It is no secret that we live in a broken world.
We live in a world where broken families, broken relationships and even broken churches abound. Whether it is simply the pressures of life, the disappointment of expectations unmet or the sin that afflicts us all, brokenness is everywhere.
As Christians we understand that this does not have to be the case. In fact, the reason that Jesus come to earth and died for our sins was to restore brokenness. He died so that man could be reconciled to God through His shed blood. Christians who are called to follow the example of Christ should then live to heal brokenness and to restore the damaged path of life. Sadly, it is often Christians, those that have been forgiven, healed, and restored by Christ that are the cause of the brokenness around them.
Isaiah 58 deals with this issue by painting a word picture that describes not only the problem but also the solution. As we look at this passage we are given the picture of those who believe in God and have been taught how to properly worship Him sitting on a broken path surrounded by a broken wall. We are told that the poor and hungry are desperately seeking for food in a world that is increasingly dark. As the poverty increases and the darkness begins to overwhelm, those who know God only do those things that make them feel good. They ignore the situation around them while worshiping God contrary to His Word and yet demand that He respond to them.

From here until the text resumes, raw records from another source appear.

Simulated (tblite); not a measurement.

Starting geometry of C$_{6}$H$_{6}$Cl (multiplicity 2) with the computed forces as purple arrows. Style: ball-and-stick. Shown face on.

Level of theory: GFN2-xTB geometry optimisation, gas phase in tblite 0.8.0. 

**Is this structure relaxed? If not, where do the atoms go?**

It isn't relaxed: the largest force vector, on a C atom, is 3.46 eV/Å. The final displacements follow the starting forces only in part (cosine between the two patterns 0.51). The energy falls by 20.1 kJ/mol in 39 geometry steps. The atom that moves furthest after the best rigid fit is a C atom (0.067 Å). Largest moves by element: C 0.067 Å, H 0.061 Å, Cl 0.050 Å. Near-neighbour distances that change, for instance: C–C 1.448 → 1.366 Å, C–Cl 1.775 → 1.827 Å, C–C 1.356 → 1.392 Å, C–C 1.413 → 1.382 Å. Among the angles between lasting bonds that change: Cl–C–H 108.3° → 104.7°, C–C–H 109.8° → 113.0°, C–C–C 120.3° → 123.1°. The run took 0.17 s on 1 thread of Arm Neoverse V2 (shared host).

Halfway through this chapter we see God’s response to the scene before Him. He declares that if these “believers” would stop living for themselves and would align themselves to His Word that restoration would come. As these believers worshiped Him by serving others they would become the light to expel the darkness. The result of this life of service to others is clearly explained in verse number 12:
“And they that shall be of thee shall build the old waste places: thou shalt raise up the foundations of many generations; and thou shalt be called, The repairer of the breach, The restorer of paths to dwell in.“
There is a great lesson in this passage for every true follower of Christ. If we are to live lives of meaning and purpose in a way that will make an eternal difference to the world around us, we must stop living for ourselves. We can be the light that is so desperately needed and the one who is used by God to restore the broken if only we will respond to the needs around us instead of living solely for our own.
Let us each determine to live lives focused on ministering to others so that we may be called, “The restorer of paths to dwell in.”